A Different Drummer

Ahmir “?uestlove” Thompson helped kick-start Philly’s neo-soul scene, pals with everyone from Jay-Z to Norah Jones, and is one of today’s most in-­demand musicians. But his most ­impressive feat is ­becoming an icon in the swaggering world of hip-hop while staying true to the geek within

But the student in Ahmir could never trade his acoustic set for a drum machine, and that devotion paid off in the early ’90s, when groups like De La Soul and A Tribe Called Quest brought a boho mentality and an appreciation for live instrumentation to rap. Soon, the Roots, who once took a gig that paid them in chocolate cake, found themselves at the forefront of what was to succeed grunge and gangsta rap as the Next Big Thing — neo-soul, a style fusing hip-hop’s lyricism with the smoothed-out melodies and hooks of Marvin, Otis, Al, Sam, even Gamble & Huff. Music pulled right from the Roots’ breadbasket.
They lent their talents to singer Erykah Badu’s 1997 debut, Baduizm, an early neo-soul hit and a door-opener for a string of artists who would work with Ahmir and his mates. Locally, Philly’s neo-soul tastes flourished, thanks in large part to the Roots-created Black Lily open-mike sessions on Tuesdays in Old City, where singers Jill Scott, Musiq, Bilal and Floetry laid the groundwork for their success alongside guest stars like Alicia Keys. Badu returned the favor, singing on the Roots’ “You Got Me,” which won them a Grammy in 1999.

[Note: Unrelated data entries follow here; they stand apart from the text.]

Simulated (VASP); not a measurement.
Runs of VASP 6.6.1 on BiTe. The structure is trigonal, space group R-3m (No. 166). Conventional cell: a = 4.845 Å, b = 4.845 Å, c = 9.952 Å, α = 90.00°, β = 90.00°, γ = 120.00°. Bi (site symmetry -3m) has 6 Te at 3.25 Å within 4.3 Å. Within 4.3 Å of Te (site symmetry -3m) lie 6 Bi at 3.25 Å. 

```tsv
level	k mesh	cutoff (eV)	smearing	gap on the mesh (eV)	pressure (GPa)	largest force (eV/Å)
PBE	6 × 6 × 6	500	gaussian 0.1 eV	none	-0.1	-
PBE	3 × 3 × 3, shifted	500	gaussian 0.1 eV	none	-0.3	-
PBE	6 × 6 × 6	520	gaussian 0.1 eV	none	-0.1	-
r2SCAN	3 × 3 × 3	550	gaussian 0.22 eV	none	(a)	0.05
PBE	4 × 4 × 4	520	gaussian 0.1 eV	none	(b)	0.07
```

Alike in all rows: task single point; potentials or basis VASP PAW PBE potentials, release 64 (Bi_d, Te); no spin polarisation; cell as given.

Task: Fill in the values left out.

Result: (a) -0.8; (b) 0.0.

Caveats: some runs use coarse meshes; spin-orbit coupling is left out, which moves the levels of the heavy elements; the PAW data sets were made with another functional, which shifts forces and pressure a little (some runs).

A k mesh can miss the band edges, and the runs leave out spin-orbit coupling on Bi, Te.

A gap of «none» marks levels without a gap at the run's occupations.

But the first signs that celebrity would, indeed, suck came just moments after the band won its golden gramophones. “Erykah got all the questions,” Ahmir says of the scene backstage. “We were the side factor. It didn’t change my money. Shit, a week later I came home and my electric was shut off.” Then Ahmir was offered the chance to co-produce neo-soul superstar D’Angelo’s second album, tour with him, and orchestrate his live shows, like a hip-hop Wolfgang Sawallisch. “For me, it was the modern equivalent of playing on Prince’s Purple Rain tour,” he says. “I couldn’t pass it up.”

Ahmir joined D’Angelo, and the Grammy gravy train stalled. The Roots played gigs with another drummer, but minus their figurehead, they didn’t build on their brief flirtation with the spotlight. Jill Scott’s debut was headed for double platinum, and suddenly everyone wanted to be neo-soul. Then … pop! Scott took time off from music. D’Angelo went into seclusion. Soon it seemed like everyone connected to the movement took a taste of fame and moved on without letting the Roots know. “Let’s call it our Moses era,” Ahmir says, wistfully. “We were on the train platform ushering everybody in, and the doors closed on us and it left the station.”

It’s debatable how far the train really went, considering that none of the neo-soul MVPs are nearly as hot as they once were, and equally debatable whether the Roots, never a hit-making machine, could have cashed in any more than they did. Or would have wanted to. Beginning with their first release, Ahmir says, “I realized we had to be provocateurs.” That isn’t what the four major labels are looking for, as the Roots found out when Universal’s Jimmy Iovine, a mythic hit-finder, met them after acquiring them in a merger with Geffen. First words out of his mouth: “I didn’t like your last record,” meaning Phrenology, which featured “The Seed (2.0),” and “Water,” a 12-minute meditation on the drug addiction that plagued former Roots emcee Malik Basit.
That record, more than perhaps any Roots effort, was Ahmir’s. He steered it, fighting bandmates to keep certain songs at a slower pace, to place “Water” in the middle sequentially rather than as a throwaway at the end, and to pace the record, as he says, like “Shakespeare’s pieces … a rising action, the climax.” Iovine doesn’t want Shakespeare. He wants Dr. Dre. That’s partly why, as of this printing, the Roots may end up on another label when their next release, Game Theory, touches down in February. According to Ahmir, it could be their most incendiary, and least marketable, work. “It’s very fast,” he says. “Very dark.” Translation: Don’t press the platinum just yet.